What becomes clear from this cursory look at Ponder's early work as a sideman is a proficiency in several adjoining eras of African-American popular music. Depending on the needs of the occasion, Ponder may reach back to the feel and orchestral sensitivity of Ellington and Basie's big bands, into the blues styling of singers such as Ruth Brown, the drive and popular appeal of 1950s doo-wop and R&B groups, or the "pocket" of late 1960s and early 70s funk groups. Ponder, however, is not a strict "session player" yet is versatile at providing a number of styles in a recording session. Rather, Ponder's creative voice is defined by a conscious emphasis of those traits similar to all of the above mentioned styles, namely the drive of a cyclical pulse, attention to the expressive capacities of a melody, call and response phrasing, thematic use of dynamics, and the emphasis of audience-performer interaction in creating the music. In any musical setting, Ponder strives foremost to express these traits, none of which can be ascribed to any one style or any one approach to performing. Though Ponder's recordings, particularly during the 1970s, often reflect the various labels' commercially motivated interests, his creative voice and conceptual approach have remained continuous.
Ponder's early records as a leader are the most commercially oriented, reflecting a compositional orientation towards contemporary rock and a sensibility to funk as it was shaped by such artists as James Brown
and Sly and the Family Stone. Guitarists Montgomery and Benson, while providing a crossover template, also led producers to seek other contemporary popular music from which to draw. Ponder's first record, While My Guitar Gently Weeps, was recorded in 1973 by Cadet records and includes a collection of instrumental pieces heavily colored by funk, disco, and rock and roll. The opening track is an elaborately orchestrated song that largely obscures Ponder's accompanying abilities under layers of string and horns. The arranger spared the orchestration during Ponder's solo, where he attacks the one chord vamp with a torrent of gutsy blues riffs and lines. The second track, in common programming fashion, sets the mood apart from the opening track by presenting a saccharine, love-ballad. This piece exploits Ponder's thick tone, melodic sensitivity, skill with octaves, as well as his ability to build a solo over the simplest of chord changes. These traits would come to be key identifying traits in Ponder's musical voice for as his harmonic and melodic language developes, he continues to maintain the primacy of "feel," "groove," and dynamics over theoretical complexity. The rest of the album forgoes any feels associated with traditional jazz, namely swing. The exception is the jazz standard "I Only Have Eyes For You," which is rendered as a medium tempo pseudo-Latin jazz arrangement. In the recording, there is ample room for Ponder to experiment with the melody and maintain a creative dialogue with bassist Bob Cranshaw
though the use of strings to fill sonic space and double the melody draw attention away from the interactive dynamic of the group giving the recording a mundane quality.

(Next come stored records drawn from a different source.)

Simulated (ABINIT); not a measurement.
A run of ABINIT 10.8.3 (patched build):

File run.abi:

Ponder notes that the producer selected the songs and musicians though he was responsible for arranging the songs after which separate orchestral string parts were added. This was problematic because Ponder was unable to read or write music and was faced with a limited time in the studio. Sir Roland Hanna
, a friend and pianist on the session, aided Ponder in organizing the parts for the other musicians by writing charts and directing the band. The producer also influenced the sound of Ponder's guitar. On the title track, Ponder uses a wah-wah pedal and distortion to recreate an impression of the original Beatles rendition. Being unfamiliar with the original, Ponder improvises for the duration of the three and a half minute track leaving the melody for Hanna and the string orchestrator. Ponder's version is faster and brings a heavier funk "feel" to the backbeat. As he recalls, he argued with the producer to replace the session's original bassist with someone whom he felt understood how to play "commercial" funk. The result is a glimpse of a familiar song as conceived and created by a commercially minded record producer as well as a jazz guitarist with sensibilities to contemporary popular music. Ponder was paid "three to four thousand" for the recording session and says he was "thrilled to death" with the results. For him, the record was successful because of the musician's abilities to play "funky" and the "power" of the orchestra behind his playing.